Here are two areas highlighted in the budget - Labour Market and Earnings & Productivity

1.6 The labour market and earnings

Employment is at a record high. The number of people aged 16 years and over in paid work was 32.8 million in 2019 and was at a record high of 32.9 million in the three months to December 2019. The employment rate – the proportion of people aged 16 to 64 who are in paid work – also reached a record high of 76.5% in the same period (Chart 1.3). The OBR expects the employment level to increase further over the forecast period, reaching 33.4 million in 2024.

The unemployment rate – the proportion of the economically active population (those in work plus those seeking and available to work) who are unemployed – was 3.8% in the three months to December 2019, the joint-lowest in over 40 years. The OBR expects the annual unemployment rate to remain at 3.8% in 2020 and 2021, before rising to 4.1% by 2024.

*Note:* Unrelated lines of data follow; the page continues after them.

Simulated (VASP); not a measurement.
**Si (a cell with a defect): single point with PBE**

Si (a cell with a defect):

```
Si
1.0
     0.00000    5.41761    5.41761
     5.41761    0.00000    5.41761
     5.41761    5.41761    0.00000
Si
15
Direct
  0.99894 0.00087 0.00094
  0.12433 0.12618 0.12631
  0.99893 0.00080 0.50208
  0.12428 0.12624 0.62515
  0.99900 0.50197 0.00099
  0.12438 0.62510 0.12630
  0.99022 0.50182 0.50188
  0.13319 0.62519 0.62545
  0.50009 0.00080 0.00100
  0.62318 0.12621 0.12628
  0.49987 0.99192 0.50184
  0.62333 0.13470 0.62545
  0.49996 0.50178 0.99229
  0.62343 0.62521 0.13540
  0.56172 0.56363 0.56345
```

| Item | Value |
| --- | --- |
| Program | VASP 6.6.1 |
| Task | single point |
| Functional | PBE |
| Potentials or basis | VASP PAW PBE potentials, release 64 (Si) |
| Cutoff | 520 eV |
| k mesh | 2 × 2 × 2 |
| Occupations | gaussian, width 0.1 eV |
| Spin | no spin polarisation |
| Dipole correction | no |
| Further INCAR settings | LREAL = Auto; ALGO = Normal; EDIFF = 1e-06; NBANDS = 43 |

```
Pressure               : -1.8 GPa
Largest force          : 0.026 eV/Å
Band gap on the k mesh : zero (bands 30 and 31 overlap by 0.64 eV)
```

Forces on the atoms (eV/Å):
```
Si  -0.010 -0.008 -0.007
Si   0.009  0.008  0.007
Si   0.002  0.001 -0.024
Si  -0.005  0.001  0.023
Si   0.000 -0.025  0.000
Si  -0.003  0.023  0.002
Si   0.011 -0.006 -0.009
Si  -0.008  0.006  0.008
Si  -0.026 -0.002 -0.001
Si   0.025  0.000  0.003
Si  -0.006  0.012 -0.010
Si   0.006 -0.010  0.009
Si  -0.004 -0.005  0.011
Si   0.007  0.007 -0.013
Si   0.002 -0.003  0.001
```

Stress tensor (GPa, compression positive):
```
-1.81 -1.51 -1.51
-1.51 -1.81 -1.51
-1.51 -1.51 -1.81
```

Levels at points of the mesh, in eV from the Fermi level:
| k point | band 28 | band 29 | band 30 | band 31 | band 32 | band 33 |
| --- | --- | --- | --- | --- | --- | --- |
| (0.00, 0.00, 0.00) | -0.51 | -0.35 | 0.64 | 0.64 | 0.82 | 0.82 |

Every nation and region of the UK has higher employment and lower unemployment than in 2010. Wales has seen the largest reduction in its unemployment rate since 2010, of 5.6 percentage points. There are 3.9 million more people in work than in 2010, with over 60% of the increase taking place in UK nations and regions outside London and the South East. Table 1.1 gives national and regional labour market statistics for the three months to December 2019.

Earnings growth remains above inflation. Nominal wage growth (including bonuses) and regular nominal wage growth (excluding bonuses) were 2.9% and 3.2% respectively in the final quarter of 2019. Over the same period, real total pay growth was 1.4% and real regular pay growth was 1.8%. The OBR forecasts average earnings to grow by 3.3% in 2020 and rise to 3.6% in 2021.4 It then expects growth to fall back to 3.1% by 2024.

Rising real wages have helped to support the growth of real household disposable income (RHDI) per head, a measure of living standards. RHDI per head grew by 0.3% in the year to Q3 2019, down from 1.0% in the year to Q2 2019. The OBR expects annual growth in RHDI per head of 0.6% in 2020, before reaching 1.1% by 2024.5

1.7 Productivity

UK labour productivity (measured as output per hour) did not grow at all in 2019, following subdued growth of 0.5% in 2018. This weakness has partly contributed to the OBR’s judgement to revise down potential productivity growth – the underlying rate that determines how quickly productivity can grow sustainably – by an average of 0.1 percentage points per year across the forecast.6 The OBR does note that “the significant planned increase in public investment potentially boosts productivity by raising the public capital stock, but we have assumed that the effect is likely to be felt mainly beyond our forecast horizon.”7

The UK’s level of productivity has been lower than that of other advanced economies since the 1960s. The UK’s level of productivity is more than 20% lower than other major advanced economies such as the US, France and Germany (Chart 1.4). In addition, UK productivity growth has slowed more since the financial crisis than other advanced economies. UK productivity growth has averaged 0.3% since 2008, slowing from 2.3% in the decade prior. By comparison, growth across the G7 has averaged 0.8% since 2008, compared to 1.9% in the decade prior.

There is wide variation in productivity within the UK. As measured by output per hour, the only two areas with average levels of productivity above the UK average in 2018 were London (31.6% higher than the UK average) and the South East (9.1% higher than average). Productivity can vary significantly within each of the nations and regions as well as between them (Chart 1.5).

In the long term, higher productivity remains the only path to sustainable economic growth and rising living standards. Investing in skills and infrastructure to improve productivity across the UK permits growth by enabling firms to pay higher wages, offer goods and services at lower prices, and increase their profits. Productivity improvements, by enhancing economic growth, are also a fundamental source of long-run growth in tax receipts and the government’s ability to fund public services. A low average level of productivity – as well as significant variation between and within regions – are signs of untapped economic potential. The government is committed to levelling up investment across nations and regions to improve living standards nationally, as well as to address disparities in economic and social outcomes.